The Environment Protection Authority (EPA), the Metropolitan Waste and Resource Recovery Group and Sustainability Victoria backed the Council’s decision.

VCAT dismissed DSL Securities attempt to argue future residents in its proposed subdivision would not be exposed to any “greater risk of odour impacts” from the landfill as housing existed within 500 metres of the landfill and 100 metres of the concrete batching plant.

Joint-tribunal members Ian Potts and Peter Gaschk stated in their report while the landfill remained in operation, the odour impacts would be unacceptable and risks of landfill gas migration “cannot be properly assessed and managed.”

“In our view, the evidence supports the case that there will be a very high likelihood that the current and future landfill operations will emit offensive odours beyond its boundary and beyond the nominal 500 metre buffer distance,” they said.

Mr Potts and Mr Gaschk stated the existing residential areas around the landfill were impacted by odours “that are strong and often enough to generate a constant stream of complaints has been established in this application a matter of fact.

They also stated there was “no or very limited expectation” there would be a reduction in odour emissions until the final waste cell is capped” – which was estimated by EPA to be in about six to eight years.

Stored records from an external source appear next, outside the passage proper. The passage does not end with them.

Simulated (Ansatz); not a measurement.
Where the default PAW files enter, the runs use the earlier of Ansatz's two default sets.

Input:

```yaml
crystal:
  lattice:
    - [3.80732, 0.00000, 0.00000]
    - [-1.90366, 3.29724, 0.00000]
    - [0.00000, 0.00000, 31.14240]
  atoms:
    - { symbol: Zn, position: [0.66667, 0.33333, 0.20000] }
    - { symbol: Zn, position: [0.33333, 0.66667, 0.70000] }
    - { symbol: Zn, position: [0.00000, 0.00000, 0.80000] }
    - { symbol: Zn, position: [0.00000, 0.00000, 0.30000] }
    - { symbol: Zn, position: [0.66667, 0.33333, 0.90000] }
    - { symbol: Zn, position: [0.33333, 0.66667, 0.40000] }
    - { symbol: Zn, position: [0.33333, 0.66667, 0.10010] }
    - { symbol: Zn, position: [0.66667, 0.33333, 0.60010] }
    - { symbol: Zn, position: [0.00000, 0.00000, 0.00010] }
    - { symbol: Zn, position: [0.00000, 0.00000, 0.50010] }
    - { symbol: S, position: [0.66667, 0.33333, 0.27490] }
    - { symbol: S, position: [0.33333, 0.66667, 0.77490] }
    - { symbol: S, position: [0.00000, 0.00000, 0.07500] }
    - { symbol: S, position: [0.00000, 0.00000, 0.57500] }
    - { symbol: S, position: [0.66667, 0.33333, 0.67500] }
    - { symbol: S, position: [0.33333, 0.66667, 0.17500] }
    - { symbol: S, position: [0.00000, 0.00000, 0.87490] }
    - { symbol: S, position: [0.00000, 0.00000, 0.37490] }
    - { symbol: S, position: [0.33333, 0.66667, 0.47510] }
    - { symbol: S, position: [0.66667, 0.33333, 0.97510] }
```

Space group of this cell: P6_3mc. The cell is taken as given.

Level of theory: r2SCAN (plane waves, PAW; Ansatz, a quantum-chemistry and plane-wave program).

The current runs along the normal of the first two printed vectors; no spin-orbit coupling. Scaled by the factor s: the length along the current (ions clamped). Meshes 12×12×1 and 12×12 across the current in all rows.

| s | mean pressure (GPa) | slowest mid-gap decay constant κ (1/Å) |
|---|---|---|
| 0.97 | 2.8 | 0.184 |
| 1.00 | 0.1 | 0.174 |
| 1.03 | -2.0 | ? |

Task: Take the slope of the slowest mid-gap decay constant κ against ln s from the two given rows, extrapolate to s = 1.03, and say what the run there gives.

The issue of existing residential developed areas near the landfill “do not justify further exacerbating this contextual and timing situation,” Mr Potts and Mr Gaschk said in their report.

However, they stated if they were to be satisfied the “current and ongoing operation of the landfill could be managed in a manner that mitigated the odour risks, then DSL may have made out its case.”

VCAT accepted noise impacts could be addressed through a 2.4 metre acoustic wall but not ideal “given the impact on visual amenity.”

The tip has made headlines in recent months with neighbours at the Suez-owned tip saying they were fed up with the stench – with EPA reportedly receiving hundreds of complaints.

A Narre Warren South man and his family moved away from the tip to escape the revolting odour earlier this year only to discover the smell was so bad his family were dry retching in the bathroom of their new home.